Software Design by Example 7: Pattern Matching

Posted

Every piece of technical writing I’ve ever done has been shaped by the work of Brian Kernighan. The Elements of Programming Style, Software Tools in Pascal, The Unix Programming Environment, and The C Programming Language didn’t just teach me how to design software (as opposed to just writing code); the clarity of Kernighan’s explanations gave me a model to imitate and a standard to strive for.
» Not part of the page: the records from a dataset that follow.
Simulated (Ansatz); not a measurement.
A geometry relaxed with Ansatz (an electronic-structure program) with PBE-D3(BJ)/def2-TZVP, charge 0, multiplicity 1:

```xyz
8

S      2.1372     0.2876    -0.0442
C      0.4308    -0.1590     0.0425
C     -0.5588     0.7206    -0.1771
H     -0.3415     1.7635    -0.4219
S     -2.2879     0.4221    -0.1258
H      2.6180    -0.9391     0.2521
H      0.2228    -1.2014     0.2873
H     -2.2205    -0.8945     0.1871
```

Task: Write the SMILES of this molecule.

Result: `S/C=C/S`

It was therefore one of the proudest moments of my life when Kernighan agreed to contribute a chapter to Beautiful Code in 2006. The subject he chose was matching regular expression—more specifically, the very first regular expression matcher that Rob Pike wrote for Unix in the early 1970s. It only matched the patterns shown below, but as Kernighan wrote, “This is quite a useful class; in my own experience of using regular expressions on a day-to-day basis, it easily accounts for 95 percent of all instances.”

Meaning Character
Any literal character c c
Any single character .
Beginning of input ^
End of input $
Zero or more of the previous character *

Re-implementing this in JavaScript turned out to be a natural way to introduce the Open-Closed Principle in object-oriented design and the Chain of Responsibility design pattern. However, the chapter was also very frustrating: a couple of simple animations would have been much easier to understand than the diagrams and prose I created, but (a) I didn’t have an easy way to create what I wanted, (b) maintaining animations as examples change is a lot of work, and (c) they don’t really work in print. I use tools like PythonTutor every time I teach live, and while I’m concerned about the accessibility gap they create, I am certain that they make hard things much easier. Perhaps one day someone will define a programming language whose elements have standard, animatable graphic representations that are supported by IDEs. Until then, the best we can do is try to meet the standard that Kernighan set for us forty years ago.

Overly-greedy matching fails
Figure 7.4: Why overly greedy matching doesn't work.

Terms defined: base class, Chain of Responsibility pattern, child (in a tree), coupling, depth-first, derived class, Document Object Model, eager matching, eager matching, greedy algorithm, lazy matching, node, Open-Closed Principle, polymorphism, query selector, regular expression, scope creep, test-driven development.